‘Into the Wild’

If you’re going on a solo adventure, what would you bring?

A few months ago, I streamed Into The Wild on Netflix. Sean Penn directed the film, which was based on Jon Krakauer’s bestselling book. The read per se is timeless and has been studied in schools across the US. The adaptation was no slouch either, even being nominated for Oscars.

The movie

Emile Hirsch portrayed Christopher McCandless, the main character. He studied at Emory University. Upon graduation, his parents bought him new wheels. Chris was apoplectic. His 1970s ride worked just fine.

‘Things, things, things,’ he said, shaking his head. Chris returned the money that his parents gave him.

The trappings of modern society disinterested him. He did not want creature comforts: a new car, fancy clothes, a big house. The four walls of the classroom suffocated him and he believed that real learning was out in the field. Wining and dining at the finest establishments meant little. He would rather curl up and read a book. Indeed, he was fed up with living in the secular world. He wanted to explore, to roam, to live. He longed to pack up and subsist out of his rucksack.

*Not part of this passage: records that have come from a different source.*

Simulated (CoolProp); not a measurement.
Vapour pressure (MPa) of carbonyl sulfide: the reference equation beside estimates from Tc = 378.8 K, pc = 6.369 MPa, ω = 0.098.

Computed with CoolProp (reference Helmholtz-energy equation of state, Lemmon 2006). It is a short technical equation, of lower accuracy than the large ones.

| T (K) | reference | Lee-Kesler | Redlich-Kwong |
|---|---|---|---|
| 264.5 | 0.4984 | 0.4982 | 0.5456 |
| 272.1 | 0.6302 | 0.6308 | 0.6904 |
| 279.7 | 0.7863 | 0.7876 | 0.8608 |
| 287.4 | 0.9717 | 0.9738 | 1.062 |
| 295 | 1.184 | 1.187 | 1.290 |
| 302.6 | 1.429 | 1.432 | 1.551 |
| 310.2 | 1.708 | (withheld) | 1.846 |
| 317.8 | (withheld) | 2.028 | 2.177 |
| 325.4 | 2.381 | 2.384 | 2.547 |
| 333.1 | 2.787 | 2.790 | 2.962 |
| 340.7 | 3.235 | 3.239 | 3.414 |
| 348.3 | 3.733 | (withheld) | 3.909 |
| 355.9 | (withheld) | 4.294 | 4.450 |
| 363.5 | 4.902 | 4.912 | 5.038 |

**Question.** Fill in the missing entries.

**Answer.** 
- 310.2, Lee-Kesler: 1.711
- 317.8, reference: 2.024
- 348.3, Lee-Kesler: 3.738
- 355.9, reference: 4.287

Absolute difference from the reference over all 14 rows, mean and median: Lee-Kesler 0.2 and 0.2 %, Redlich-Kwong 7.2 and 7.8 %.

He changed his name to Alexander Supertramp. He treks to Mexico, where he meets some hippies. Even when promised accomodation, he opts to sleep rough. He goes to this gathering, where he encounters a sweet teener (portrayed by Kristen Stewart). He refuses her advances as she was underage. In Salton City, he also meets this senior and they connect. The oldie tries to adopt him but Alex, while tempted, leaves instead.He then continues, alone, to Alaska.

Bare essentials

Finding someone who’d forsake all the material goods in his life is rare. Selflessness is not ingrained to humans. No one would turn down a brand new vehicle. Watching this movie made me reconsider my priorities. If you’d strip a person to bare essentials, what would this entail? What makes the cut? What would be left off?

Imagine following Alexander’s lead to Alaska. Or, perhaps, to walk the Camino. You are only allowed one big bag. What would you stuff in it?

I would probably include four sets of clothes. Two thermal tops and two jumpers. Two long johns and two thick pants. I might throw in an extra tee. I would likewise include a scarf. I heard it gets chilly in Alaska. Meanwhile, for outerwear, I would bring this down jacket from Kathmandu. It kept me warm when I last visited the snow. I might need to add a ski jacket down the line. I’d also bring five sets of underwear, although I doubt Supertramp was as liberal. Don’t forget the socks, either; three would suffice.

Aside from these, I’d carry a notebook to jot down my thoughts and observations. Obviously, I’d include two gel pens. You can’t go totally incognito, so I’d bring my passport. I’ll also carry my wallet, mobile phone, and its charger. No point lugging around a Mac. I’d probably pack some eye drops just in case the scenery isn’t too pleasant that my eyes become sore. I’ll also bring two unread books and a Bible. Looking at my shelf, the duo is: The Complete Short Stories of Ernest Hemingway and A Supposedly Fun Thing by David Foster Wallace.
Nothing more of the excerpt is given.